Triumph TRS with "sabrina" engine, Le Mans, 1960.

Like the TR2, the TR3 was a popular choice as a race car but by the late 1950s, the competitive cars from Britain, Italy and the US had been developed well beyond what the TR2 had tended to face earlier in the decade.  For various reasons, it wasn’t easy for European manufacturers to pursue the path to power and performance by adopting the American approach of big displacement so they chose the alternative: greater specific efficiencies & higher engine speeds.  In Italy, as early as 1954 Alfa Romeo had proved the once exotic double overhead camshaft (DOHC) configuration was viable in relatively low-cost, mass-production machines and even in England, MG’s MGA Twin Cam had been released, short-lived though it was.  Triumph’s cars had enjoyed much success, both in the marketplace and on racetracks but their engines were based on one used in a tractor and while legendary robust, it was tuneable only up to a point and that point had been reached, limiting its potential in competition.  The solution was a DOHC head atop the old tractor mill and this the factory prepared for their racing team to run in the 1959 Le Mans 24 Hour classic, naming the car in which it was installed the TR3S, suggesting some very close relationship with the road-going TR3 although it really was a prototype and a genuine racing car.  The engine used at Le Mans was called the “sabrina”.

Sabrina in some characteristic poses.

Norma Ann Sykes' (1936–2016 and better known by her stage name: Sabrina)  early career was as a model, sometimes in various stages of undress, but it was when in 1955 she was cast as a stereotypical “dumb blonde” in a television series she achieved national fame.  On stage or screen, she remained a presence into the 1970s and although without great critical acclaim although the University of Leeds did confer an honorary D.Litt (Doctor of Letters) for services to the arts so there was that.

The Le Mans campaigns with the sabrina Engine: TR3S (1959, left), TRS (1960, centre) and the TRS team crossing the line in formation for what was a "staged  photo-opportunity", none of the cars having completed the requisite number of laps to be classified a "finisher" (1960, right).  In 1961, all three went the distance, taking the "Teams Prize".  

Some resemblance in the mind's eye of an engineer: Sectional view of the sabrina.

The engine's original project code was 20X but an engineer's chance remark at the assembly bench caught on so "sabrina" it became.  Anatomically, the engineers were of course about right because the front sectional view of the sabrina engine’s internals do align with what Dr Vera Regitz-Zagrosek (b 1953; Professor of Cardiology at the University of Zurich), describes as “the bikini triangle”, that area of the female human body defined by a line between the breasts and from each breast down to the reproductive organs; it’s in this space that is found all the most obvious anatomical differences between male & female although the professor does caution that differences actually exist throughout the body, down to the cellular level.

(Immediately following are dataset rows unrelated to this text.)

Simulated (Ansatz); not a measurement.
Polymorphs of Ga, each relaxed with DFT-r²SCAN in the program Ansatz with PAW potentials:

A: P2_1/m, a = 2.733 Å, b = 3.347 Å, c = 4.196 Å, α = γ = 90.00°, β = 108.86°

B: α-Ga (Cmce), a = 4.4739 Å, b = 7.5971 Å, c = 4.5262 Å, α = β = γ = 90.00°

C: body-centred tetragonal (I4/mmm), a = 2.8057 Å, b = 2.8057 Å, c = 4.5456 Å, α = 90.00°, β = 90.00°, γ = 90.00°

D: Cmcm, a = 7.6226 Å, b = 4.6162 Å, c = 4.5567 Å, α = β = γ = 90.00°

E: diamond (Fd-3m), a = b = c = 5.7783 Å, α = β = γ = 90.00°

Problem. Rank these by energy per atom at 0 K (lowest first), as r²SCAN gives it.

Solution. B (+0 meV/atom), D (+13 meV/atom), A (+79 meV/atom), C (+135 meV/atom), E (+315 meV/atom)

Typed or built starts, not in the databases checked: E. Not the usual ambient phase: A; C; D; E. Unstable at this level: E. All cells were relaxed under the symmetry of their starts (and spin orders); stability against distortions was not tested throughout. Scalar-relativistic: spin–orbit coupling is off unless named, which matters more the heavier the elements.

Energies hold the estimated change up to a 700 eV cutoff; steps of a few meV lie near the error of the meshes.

Triumph used the sabrina engine for three consecutive years at Le Mans, encountering some problems but the reward was delivered in 1961 when all three cars completed the event with one finishing a creditable ninth, the trio winning that year’s team prize.  Satisfied the engine was now a reliable power-plant, the factory did flirt with the idea of offering it as an option in the TR sports cars but, because the differences between it and the standard engine were so great, it was decided the high cost of tooling up for mass production was unlikely to be justified, the projected sales volumes just not enough to amortize the investment.  Additionally, although much power was gained by adding the DOHC Hemi head, the characteristics of its delivery were really suited only to somewhere like Le Mans which is hardly typical of race circuits, let alone the conditions drivers encounter on the road.  As a footnote in Triumph’s history, it was the second occasion on which the factory had produced a DOHC engine which had failed to reach production.  In 1934 the company displayed a range-topping version of their Dolomite sports car (1934-1940), powered by a supercharged two litre (121 cubic inch), DOHC straight-8.  The specification was intoxicating and the lines rakish but, listed at more than ten times the price of a small family car, it was too ambitious for the troubled economy of the 1930s and only three were built.

Triumph TR4 (1962-1965).

Although the chassis and drive-train of the TR3 substantially were carried over, the TR4 received a new body, designed in Italy by Giovanni Michelotti's (1921–1980) design house, continuing what would prove a lucrative association for both the Italians and the British.  Modernised in function as well as form, the TR for the first time enjoyed wind-up windows and much improved ventilation as well as the novelty of the option of a kind of targa top, the first on the market although it was Porsche which decided to copyright the name.  To compensate for the increased weight, the engine was bored out to 2.1 litres (128 cubic inches) but the smaller version remained a factory option for those wished to run in competitions under the FIA’s 2.0 litre (122 cubic inch) rules, although, being a tractor engine and thus using wet cylinder liners, it wasn’t difficult for owners of a 2.1 to revert.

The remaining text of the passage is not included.